Understanding Chaos Engineering for Resilience

Sep 15, 2024

Chaos Engineering Presentation Notes

Introduction

  • Speaker: Ruturaj Kadikar, Senior SRE at Inferacloud Technologies
  • Topic: Chaos Engineering and Litmus Chaos

Overview of Chaos Engineering

  • Definition: Testing the resiliency and reliability of systems through controlled experiments.
  • Key Stats: Major outages in companies like the Federal Aviation Administration due to configuration issues.

Importance of Reliability

  • Reliability: Consistent stable results over time.
  • Metrics:
    • SLA: Service Level Agreement, determines business expectations.
    • MTBF: Mean Time Between Failures; higher MTBF correlates with higher reliability.

Why Test Resilience?

  • Avoids downtimes and mitigates future failures.
  • Provides understanding of system behavior under failure conditions.
  • Increases MTBF, improving reliability and end-user experience.
  • Regulatory Compliance: Some industries require a certain level of resilience and uptime.

Specific Challenges in Kubernetes

  • Kubernetes operates in high-availability mode, but complexity and interdependencies can lead to issues.
  • Potential for human errors and the rapid evolution of Kubernetes may cause unnoticed failures.

Failure Domains in Kubernetes

  1. Network Issues: Packet loss, latency, jitter.
  2. Pod Crashes: Abrupt crashes, image pull issues, kubelet/container runtime failures.
  3. Node Issues: Resource saturation, abrupt node termination.
  4. Load Patterns: Testing with bursty or spiky load patterns.
  5. Configuration Errors: Random changes in environment variables, service dependencies.

Failure Domains Beyond Kubernetes

Databases

  • Network Partitioning: Can cause data inconsistency, split-brain scenarios.
  • Time Travel Issues: NTP synchronization problems leading to data inconsistencies.
  • Access Issues: Incorrect credentials affecting database access.

Cloud Services

  • Instance Termination: Evaluate impact of abrupt instance terminations.
  • Security Group Configuration: Changes leading to business losses through disrupted communication.
  • Load Balancers: Testing under heavy load and draining targets.

Principles of Chaos Engineering

  1. Hypothesize: Understand the steady state of the system.
  2. Identify Failure Domains: Where things can go wrong.
  3. Run Experiments: Verify hypotheses against real-world scenarios.
  4. Mitigation: Implement improvements based on findings.
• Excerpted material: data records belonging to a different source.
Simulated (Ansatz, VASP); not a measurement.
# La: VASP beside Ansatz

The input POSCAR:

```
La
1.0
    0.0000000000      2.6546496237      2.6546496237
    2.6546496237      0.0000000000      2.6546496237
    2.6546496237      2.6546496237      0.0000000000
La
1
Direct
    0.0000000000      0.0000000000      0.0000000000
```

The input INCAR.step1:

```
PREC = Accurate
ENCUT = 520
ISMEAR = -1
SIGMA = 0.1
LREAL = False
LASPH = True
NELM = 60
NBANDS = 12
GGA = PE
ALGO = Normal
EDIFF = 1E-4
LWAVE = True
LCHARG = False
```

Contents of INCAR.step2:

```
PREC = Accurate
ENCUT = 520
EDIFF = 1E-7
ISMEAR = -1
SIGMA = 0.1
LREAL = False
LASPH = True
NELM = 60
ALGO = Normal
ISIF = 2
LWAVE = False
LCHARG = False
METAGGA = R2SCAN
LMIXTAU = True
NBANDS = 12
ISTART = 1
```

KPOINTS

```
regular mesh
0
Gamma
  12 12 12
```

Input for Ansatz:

Tools for Chaos Engineering

  • Popular tools: Litmus Chaos, Gremlin, Chaos Monkey, Chaos Mesh, AWS FIS.
  • Litmus Chaos:
    • Open-source, flexible, good integration with AWS SSM.
    • Can execute chaos in centralized or distributed environments.

Running Chaos Experiments with Litmus

  1. Setup: Deploy Litmus on an EKS cluster and have monitoring via Prometheus.
  2. Chaos Scenarios: Define and execute chaos scenarios (e.g., memory hog).
  3. Observability: Integrate with Prometheus and Grafana to monitor chaos impacts.

Example Chaos Experiments

Memory Hog Experiment

  • Induces memory pressure on a pod and monitors the impact.

Security Group Change Experiment

  • Change security group settings using AWS SSM documents.
  • Evaluate the system's responsiveness and alerts for connectivity issues.

Conclusion

  • Chaos Engineering is essential for improving system reliability and resilience.
  • Regular chaos testing should be part of ongoing practices in organizations.
  • Benefits of using Litmus Chaos include open-source flexibility and centralized chaos execution.